A Style Guide is a "guide" and not a law. Even CMOS allows for variations
from its guide to accommodate different departmental or managerial
preferences. Only an experienced writer should be entrusted with these
variations from my perspective, but if every writer changes the style, then
there is a fundamental problem that needs to be addressed.
Here's where I get confused. David, you mentioned that, "Writer after
writer had blithely overridden the document styles--and updating the
document to produce a consistent result was a veritable nightmare!" This is
a "document style" (in the old days it was "style sheet") issue and not a
"style guide" issue. Document styles should not be played with and should
be consistent across shared documents.
I just want to know where the argument is here, documents or guides?

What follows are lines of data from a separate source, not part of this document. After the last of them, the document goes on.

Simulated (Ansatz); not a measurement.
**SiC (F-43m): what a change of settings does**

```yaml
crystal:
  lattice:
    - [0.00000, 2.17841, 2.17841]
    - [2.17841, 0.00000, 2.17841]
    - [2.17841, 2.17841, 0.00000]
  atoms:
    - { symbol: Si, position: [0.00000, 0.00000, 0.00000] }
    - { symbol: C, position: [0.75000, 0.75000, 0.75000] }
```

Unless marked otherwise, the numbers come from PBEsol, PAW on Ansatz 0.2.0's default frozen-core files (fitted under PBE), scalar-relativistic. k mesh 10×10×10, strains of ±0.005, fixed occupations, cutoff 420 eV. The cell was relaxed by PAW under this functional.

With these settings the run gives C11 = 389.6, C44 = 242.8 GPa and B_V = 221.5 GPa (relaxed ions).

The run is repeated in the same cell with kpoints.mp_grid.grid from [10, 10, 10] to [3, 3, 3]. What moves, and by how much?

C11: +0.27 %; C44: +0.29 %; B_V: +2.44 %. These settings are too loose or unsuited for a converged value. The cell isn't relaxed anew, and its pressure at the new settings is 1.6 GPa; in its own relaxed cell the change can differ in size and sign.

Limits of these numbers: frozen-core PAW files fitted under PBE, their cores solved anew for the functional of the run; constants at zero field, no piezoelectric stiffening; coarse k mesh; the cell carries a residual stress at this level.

> -----Original Message-----
> From: techwr-l-bounces+lt34=csus -dot- edu -at- lists -dot- techwr-l -dot- com
> [mailto:techwr-l-bounces+lt34=csus -dot- edu -at- lists -dot- techwr-l -dot- com] On
> Behalf Of David Neeley
> Sent: Tuesday, March 20, 2007 9:40 AM
> To: techwr-l -at- lists -dot- techwr-l -dot- com
> Subject: Re: Giving up on XML
> Among other things, Mike Starr observed:
> "Even the best style guide needs to be
> overridden once in a while. That's the value of an
> experienced writer."
> I disagree.
> For example, when I walked into a docs department at Nortel a few
> years ago, I encountered legacy documents that were updated every six
> months when a new software release was made for the telephone switch I
> was to document. Writer after writer had blithely overridden the
> document styles--and updating the document to produce a consistent
> result was a veritable nightmare!
> In my view, an "experienced" writer who is also a *professional*
> documentation person should be among the first to object when a style
> is being flaunted...at least with any document that must be issued
> with revisions over a period of time.
> It's really very simple--if the styles are not adequate, then *change
> the style* instead of overriding it!
> This is true of simple styles within the authoring tool as it is of
> more strict rules of XML. In fact, the difficulty of enforcing a
> reasonable and well-thought-out style set is a primary reason I don't
> care for Word for documentation (although the Nortel example was in
> Often, those who chafe at styles betray a poor understanding of the
> styles--which may be the fault of inadequate documentation for the
> style guide. When writers begin having trouble with any kind of style
> guide, I believe that the department management should inquire as to
> why, and be fully prepared to respond appropriately. However, I also
> believe that for the reasons I stated above, they should insist upon
> their styles being followed. The result is normally much more
> maintainable docs.
> Note, too, that I have several times advocated an approach in which
> the creation of content is divorced from style imposition. I still
> believe firmly it is far better for the bulk of the writers to spend
> their time on substantive content, leaving questions of style to those
> whose job it is to deal with them.